Steiner: King Kong. William Stromberg, Moscow Symphony Orchestra. Naxos 8.557799.

When some of us think of the original 1933 movie "King Kong," it's of the gigantic gates that lead into the big ape's domain or the titanic struggle between the two giant dinosaurs or, heck, even Kong himself standing in chains on a Broadway stage. But I wonder how many of us remember the music, without which the whole affair would have been a mere shadow of itself.

Max Steiner is generally credited with having invented film music. He always shrugged it off, saying it was an idea originated with Richard Wagner. Well, Wagner may have championed the idea of musical motifs, but in the early 30s, film music was in its infancy. Sound had only just been added to movies a few years earlier, and filmmakers were anxious to find as much music as they could. Steiner's score for "Kong" was among the first (often cited as THE first) full-length scores with musical cues to underline specific segments of the story.

Steiner would go on to write many more classic film scores for things like "Gone With the Wind," "Now Voyager," "The Charge of the Light Brigade," "The Fountainhead," "The Big Sleep," The Treasure of the Sierra Madre," and "The Searchers." But it all started with "Kong."

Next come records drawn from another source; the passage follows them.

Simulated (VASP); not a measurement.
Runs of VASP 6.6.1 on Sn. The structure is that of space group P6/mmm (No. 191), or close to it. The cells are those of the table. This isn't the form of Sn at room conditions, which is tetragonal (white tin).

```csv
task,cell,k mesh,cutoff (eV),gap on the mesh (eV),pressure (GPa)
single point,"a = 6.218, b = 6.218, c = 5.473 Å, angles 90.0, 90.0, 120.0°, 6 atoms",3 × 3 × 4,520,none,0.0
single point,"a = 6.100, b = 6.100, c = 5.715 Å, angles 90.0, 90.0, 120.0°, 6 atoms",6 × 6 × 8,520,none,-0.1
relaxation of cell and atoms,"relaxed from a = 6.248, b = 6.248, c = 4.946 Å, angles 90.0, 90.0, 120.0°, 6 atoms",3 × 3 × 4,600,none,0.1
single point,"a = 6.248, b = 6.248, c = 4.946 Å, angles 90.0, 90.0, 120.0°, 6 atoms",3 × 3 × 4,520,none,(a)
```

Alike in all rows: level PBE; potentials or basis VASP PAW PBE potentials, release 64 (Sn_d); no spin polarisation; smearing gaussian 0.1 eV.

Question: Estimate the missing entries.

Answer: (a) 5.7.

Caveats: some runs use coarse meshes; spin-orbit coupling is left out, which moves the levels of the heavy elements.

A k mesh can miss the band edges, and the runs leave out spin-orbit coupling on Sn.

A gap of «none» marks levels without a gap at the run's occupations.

Marco Polo gave us Steiner's complete film score for the movie in their 1996 recording, with the music reconstructed and restored by John Morgan, at which time I duly noted it in our pages. Now, movie buffs, monster-movie fans, and fanciers of film scores in general should be pleased that the same recording is offered at a bargain price on the parent Naxos budget label. If the higher price put you off before, here's your second chance.

In the accompanying booklet notes, John Morgan tells us that this recording "is not a recreation of the 1933 music tracks, but a musical performance of the complete score as Steiner's original sketches dictated. When we noted differences in the soundtrack as compared to the original sketches (whether added or subtracted bars, repeated phrases, or instrumentation additions or deletions), we first tried to determine why these changes were made." The results are more than welcome.

The newly reconstructed musical score is a little over seventy-two minutes long. Considering that the entire film is only about 103 minutes, this means we are getting practically everything musical composed for the picture and more. Not that all of the music is exceptional, but it is thoroughly entertaining, whether or not one remembers the specific cues in the film. And it's one of those film scores that gets better as it goes along, with "Hey, Look Out! It's Kong. Kong's Coming" and the "King Kong March" among the better items near the end. Steiner does a terrific job evoking atmosphere and even imitating real-life sounds with his orchestra. "The Sea at Night," for instance, and "Cryptic Shadows" create wonderfully flavorful moods, and "Aeroplanes" sounds for all the world like real planes. OK, some of it also gets a bit repetitious and maybe even redundant, but that's film music for you.

The sonics are about the same as on the older disc, not entirely transparent but natural. The whole affair sounds like a genuine orchestra playing, not a multi-megabuck hi-fi system. I was especially impressed by the miking distance, which was just close enough for moderate detail yet not distant enough to sound muffled. Depth perception is also good, along with left-to-right orchestral balance (although to my ears the sound field favors the left side too much). The sonics also have a nice, ambient bloom to them, a quality that will delight those who attend live music regularly and will annoy those who expect absolute audio purity. However, I have to admit I enjoy the sound of this same orchestra, the Moscow Symphony, recorded a tad closer, as they are on the Marco Polo disc of music from Steiner's "Treasure of the Sierra Madre," one of the best film recordings ever. And the overall sound level on "Kong" is slightly lower than it is on later recordings from this same source, so crank it up and enjoy.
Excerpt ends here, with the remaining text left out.